Laotian Christians in one church have stood up for religious freedom, by resisting the closure of their church building, which was among four confiscated by the authorities in one district.
According to reports from Barnabas Fund, on 5 April officials ordered the confiscation and closure of the church in Khamnonsung village, in Saybuli district of Savannakhet province.
They claimed that the Christians did not have permission for the building, which dates back to 1968, before the current Communist government came to power.
The move followed a three-day political seminar in Khamnonsung, attended by the district’s head of religious affairs and deputy police chief, which covered ‘Tricks of the enemy’.

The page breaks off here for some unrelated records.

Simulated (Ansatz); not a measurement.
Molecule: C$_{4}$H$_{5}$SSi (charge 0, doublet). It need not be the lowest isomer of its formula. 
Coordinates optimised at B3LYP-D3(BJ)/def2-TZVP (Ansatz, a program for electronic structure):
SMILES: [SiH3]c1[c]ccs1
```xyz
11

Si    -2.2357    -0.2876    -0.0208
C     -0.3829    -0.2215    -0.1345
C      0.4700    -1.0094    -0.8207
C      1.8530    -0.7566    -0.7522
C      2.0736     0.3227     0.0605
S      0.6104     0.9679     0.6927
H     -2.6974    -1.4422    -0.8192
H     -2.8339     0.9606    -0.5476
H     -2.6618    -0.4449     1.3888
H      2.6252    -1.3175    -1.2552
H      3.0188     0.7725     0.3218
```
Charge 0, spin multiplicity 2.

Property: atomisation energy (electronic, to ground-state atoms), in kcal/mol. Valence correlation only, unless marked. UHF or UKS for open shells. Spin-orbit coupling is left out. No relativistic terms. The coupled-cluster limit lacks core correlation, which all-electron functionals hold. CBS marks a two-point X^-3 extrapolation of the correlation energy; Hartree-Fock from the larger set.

Western powers were said to be using the Christian faith as a ruse to destabilise the Communist regime in Laos.
Christians in Khamnonsung were told they could meet for worship only in their homes. But the church, which comprises 745 people, has defied the order, holding Sunday services in the building for the two ensuing weeks.
Members have said they are willing to risk their own safety and that of their families to defend religious freedom, which is under sustained attack in Laos.
The attempted confiscation of Khamnonsung church follows the closure of three others in the district — Kengweng, Nadaeng and Dongpaiwan.
Other churches in Saybuli district are vulnerable to takeover; the authorities have said that they recognise only Dongpoong village church.
A 2002 religious law requires all church buildings to have official permission to be built and/or to operate. The Khamnonsung church was constructed well before this law came into force. Human Rights Watch for Lao Religious Freedom said if the church buildings had been seized under this law, the government was guilty of applying the legislation retrospectively.
Elsewhere in Savannakhet province, officials ambushed a church service in Paksong village, Songkorn district, arrested the church leader and barred the congregation from holding any further services there.
The pastor was later released after being threatened and coerced to sign a document agreeing to discontinue church services.
Officials claimed that the Christians did not have permission to hold services, but this had been granted by the former village chief.